If an object is part of a package that is installed on your computer you can also use it without loading the package with the :: operator. As an example consider the package mailR, which has the function send.mail to send emails from within R:

args(mailR::send.mail)
## function (from, to, subject = "", body = "", encoding = "iso-8859-1", 
##     html = FALSE, inline = FALSE, smtp = list(), authenticate = FALSE, 
##     send = TRUE, attach.files = NULL, debug = FALSE, ...) 
## NULL

Some R texts suggest to avoid using attach at all, and to always use ::. The reason is that what works on your computer with its specific setup may not work on someone elses. My preference is to use :: if I use a function in this package just once but to attach the package if I use the function several times.

Packages

As we have already seen, packages/libraries are at the heart of R. Mostly it is where we can find routines already written for various tasks. The main repository is at https://cran.r-project.org/web/packages/. Currently there are over 14500!

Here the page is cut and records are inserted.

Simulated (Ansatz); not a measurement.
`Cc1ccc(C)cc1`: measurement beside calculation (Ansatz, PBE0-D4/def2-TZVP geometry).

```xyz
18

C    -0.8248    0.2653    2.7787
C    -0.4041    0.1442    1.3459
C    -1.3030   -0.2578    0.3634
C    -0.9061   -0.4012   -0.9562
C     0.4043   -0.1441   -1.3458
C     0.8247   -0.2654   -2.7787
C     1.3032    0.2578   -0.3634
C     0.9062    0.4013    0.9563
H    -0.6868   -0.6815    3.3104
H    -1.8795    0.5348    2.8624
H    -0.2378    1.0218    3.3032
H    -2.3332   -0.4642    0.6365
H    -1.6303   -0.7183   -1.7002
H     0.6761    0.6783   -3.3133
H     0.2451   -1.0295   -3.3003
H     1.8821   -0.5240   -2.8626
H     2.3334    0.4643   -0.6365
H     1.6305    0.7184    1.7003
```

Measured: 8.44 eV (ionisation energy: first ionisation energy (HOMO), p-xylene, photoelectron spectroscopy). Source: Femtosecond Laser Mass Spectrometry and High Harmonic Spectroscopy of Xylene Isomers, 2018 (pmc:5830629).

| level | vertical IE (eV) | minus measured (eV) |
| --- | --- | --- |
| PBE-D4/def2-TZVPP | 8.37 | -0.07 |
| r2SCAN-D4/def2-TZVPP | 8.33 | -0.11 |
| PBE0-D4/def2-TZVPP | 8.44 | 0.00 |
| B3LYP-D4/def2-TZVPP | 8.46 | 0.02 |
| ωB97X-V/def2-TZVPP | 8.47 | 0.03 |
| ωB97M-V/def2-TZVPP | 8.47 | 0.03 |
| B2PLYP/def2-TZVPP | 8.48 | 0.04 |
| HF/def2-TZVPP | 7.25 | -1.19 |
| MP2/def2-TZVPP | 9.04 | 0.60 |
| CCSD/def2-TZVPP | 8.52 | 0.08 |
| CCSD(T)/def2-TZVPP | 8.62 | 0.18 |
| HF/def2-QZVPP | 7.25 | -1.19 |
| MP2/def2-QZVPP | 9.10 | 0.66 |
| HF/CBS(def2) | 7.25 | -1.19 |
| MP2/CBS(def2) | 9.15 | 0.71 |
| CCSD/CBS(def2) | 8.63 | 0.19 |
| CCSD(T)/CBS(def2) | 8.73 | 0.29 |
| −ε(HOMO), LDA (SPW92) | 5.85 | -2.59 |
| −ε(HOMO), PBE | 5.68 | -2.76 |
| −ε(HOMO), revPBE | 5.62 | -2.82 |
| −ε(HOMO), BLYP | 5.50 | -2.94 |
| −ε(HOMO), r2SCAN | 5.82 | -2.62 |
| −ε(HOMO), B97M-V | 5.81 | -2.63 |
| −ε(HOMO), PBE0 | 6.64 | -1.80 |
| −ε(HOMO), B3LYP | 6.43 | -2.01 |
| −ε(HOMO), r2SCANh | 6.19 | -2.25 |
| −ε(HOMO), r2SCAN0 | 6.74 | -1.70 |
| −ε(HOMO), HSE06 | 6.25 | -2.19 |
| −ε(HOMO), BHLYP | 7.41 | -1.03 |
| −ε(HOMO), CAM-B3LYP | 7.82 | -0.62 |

In fact, that is a problem: for any one task there are likely a dozen packages that would work. Finding the one that works for you is not easy!

Once you decide which one you want you can download it by clicking on the Packages tab in RStudio, select Install and typing the name. Occasionally RStudio won’t find it, then you can do it manually:

install.packages("pckname")

Useful arguments are

  • lib: the folder on you hard drive where you want to store the package (usually c:/R/lib).
  • repos: the place on the internet where the package is located (if not it pops up a list to choose from).
  • dependencies=TRUE will also download any additional packages required.

Notice that this only downloads the package, you still have to load it into R:

library(mypcks)

If you install a new version of R you want to update all the packages:

update.packages(ask=FALSE)

Note sometimes after a major upgrade this fails, and you have to update each package one by one. The last time this happened was after the upgrade from Ver 3.4.0 to 3.5.0.

Creating your own library

It has been said that as soon as your project has two functions, make a library. While that might be a bit extreme, putting a collection of routines and data sets into a common library certainly is worthwhile. Here are the main steps to do so:

First we need a couple of libraries. If you are using RStudio (and you really should when creating a library), you likely have them already. If not get them as usual:

## install.packages("devtools")
library(devtools)
## devtools::install_github("klutometis/roxygen")
library(roxygen2)

First let’s make a new folder for our project and a folder called R inside of it:

create("../testlib")

Open an explorer window and go to the folder testlib

Open the file DESCRIPTION. It looks like this:


Package: testlib
Title: What the Package Does (one line, title case)
Version: 0.0.0.9000
: person(“First”, “Last”, email = “”, role = c(“aut”, “cre”))
Description: What the package does (one paragraph).
Depends: R (>= 3.5.0)
License: What license is it under?
Encoding: UTF-8
LazyData: true


and so we can change it to


Package: testlib
Title: Test Library Version: 0.0.0.9000
: person(“W”, “R”, email = “”, role = c(“aut”, “cre”))
Description: Let’s us learn how to make our own libraries
Depends: R (>= 3.5.0)
License: Free
Encoding: UTF-8
LazyData: true


Next we have to put the functions we want to have in our library into the R folder:

f1 <- function(x) x^2
f2 <- function(x) sqrt(x)
dump("f1", "../testlib/R/f1.R")
dump("f2", "../testlib/R/f2.R")

Let’s change the working directory to testlib and check what we have in there:

setwd("../testlib")
dir()
## [1] "Data"          "DESCRIPTION"   "man"           "NAMESPACE"    
## [5] "R"             "testlib.Rproj"
dir("R")
## [1] "f1.R" "f2.R"

Often we also want some data sets as part of the library:

test.x <- 1:10
test.y <- c(2, 3, 7)
use_data(test.x, test.y)
dir("Data")
## [1] "test.x.rda" "test.y.rda"

Notice that this saves the data in the .rda format, which is good because this format can be read by R very fast.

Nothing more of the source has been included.